2023 Airman Knowledge Test Numbers Show Increase Year-to-Year, Again.

The FAA’s airman knowledge testing numbers for 2023 were just released, and to little surprise, increases in testing volume were again experienced in most categories. With active hiring, a very positive outlook on the career path being spread, and training providers ramping up to meet demand, 2023 again looks to include peak pilot production levels.

Across the most common tests, we saw increases in volume as can be seen on the following chart tracking some of the most common tests in our industry including private pilot airplane, instrument rating airplane, commercial pilot airplane, ATP multi- and single-engine airplane, CFI airplane, and sport pilot tests.

This increasing volume trend has been seen over the past few years and is an indicator that we are likely to see the same in corresponding airman certificate issuance numbers (which we will likely see out in the near future). Knowledge test volume trends historically have corresponded closely with the next step in the airman certification process, practical test volumes, and airman certificate issuances.

When we compare year to year, we see that most tests saw double-digit percentage-based increases in volumes even from 2022-2023. The only of these main tests that did not was the ATP airplane multi- and single-engine tests, although that additionally saw a significant increase. These points can be seen in this table.

These data points are just that, points, and can’t tell us everything about our industry. But they can show us that with increasing volumes flight training efforts are doing their part to continue to expand capacity to training pilots to meet future employment demands these pilots may be seeking to fill.

Sport Pilot numbers are flat, but can MOSAIC change that?

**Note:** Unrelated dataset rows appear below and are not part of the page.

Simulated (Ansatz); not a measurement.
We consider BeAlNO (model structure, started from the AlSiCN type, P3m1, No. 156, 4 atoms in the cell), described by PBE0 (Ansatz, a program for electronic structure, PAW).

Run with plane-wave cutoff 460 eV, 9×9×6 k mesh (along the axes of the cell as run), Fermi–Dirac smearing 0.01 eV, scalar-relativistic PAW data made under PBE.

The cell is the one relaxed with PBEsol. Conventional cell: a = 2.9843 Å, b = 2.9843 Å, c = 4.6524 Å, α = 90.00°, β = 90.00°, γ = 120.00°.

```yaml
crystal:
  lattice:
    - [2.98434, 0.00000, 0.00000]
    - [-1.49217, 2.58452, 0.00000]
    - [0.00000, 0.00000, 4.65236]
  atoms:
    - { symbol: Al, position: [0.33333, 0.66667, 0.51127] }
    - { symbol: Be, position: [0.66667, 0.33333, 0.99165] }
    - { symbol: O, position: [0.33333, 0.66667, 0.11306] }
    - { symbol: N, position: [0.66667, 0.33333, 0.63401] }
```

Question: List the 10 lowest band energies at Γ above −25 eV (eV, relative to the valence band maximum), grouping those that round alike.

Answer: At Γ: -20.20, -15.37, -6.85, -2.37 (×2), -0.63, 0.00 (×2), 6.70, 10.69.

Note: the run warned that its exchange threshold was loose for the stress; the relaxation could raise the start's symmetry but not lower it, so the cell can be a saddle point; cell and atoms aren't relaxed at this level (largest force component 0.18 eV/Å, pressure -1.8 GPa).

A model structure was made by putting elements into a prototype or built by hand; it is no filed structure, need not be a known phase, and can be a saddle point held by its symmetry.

With the comment period on FAA’s MOSAIC NPRM (https://www.regulations.gov/document/FAA-2023-1377-0001) closing just yesterday, there is some hope in the industry that a final rule when issued will allow greater numbers of aircraft to be utilized effectively for sport pilot training. While we have seen very flat numbers of sport pilot testing over the past couple of decades, this potential change might finally make a change in the numbers of pilots seeking sport pilot certification. This will be an interesting point to watch over time and as a final rule is issued and becomes effective.

For those who would like to see more detailed numbers, here is a table of the issuances on a year-by-year basis and included the total FAA knowledge test volume for all tests the FAA offers.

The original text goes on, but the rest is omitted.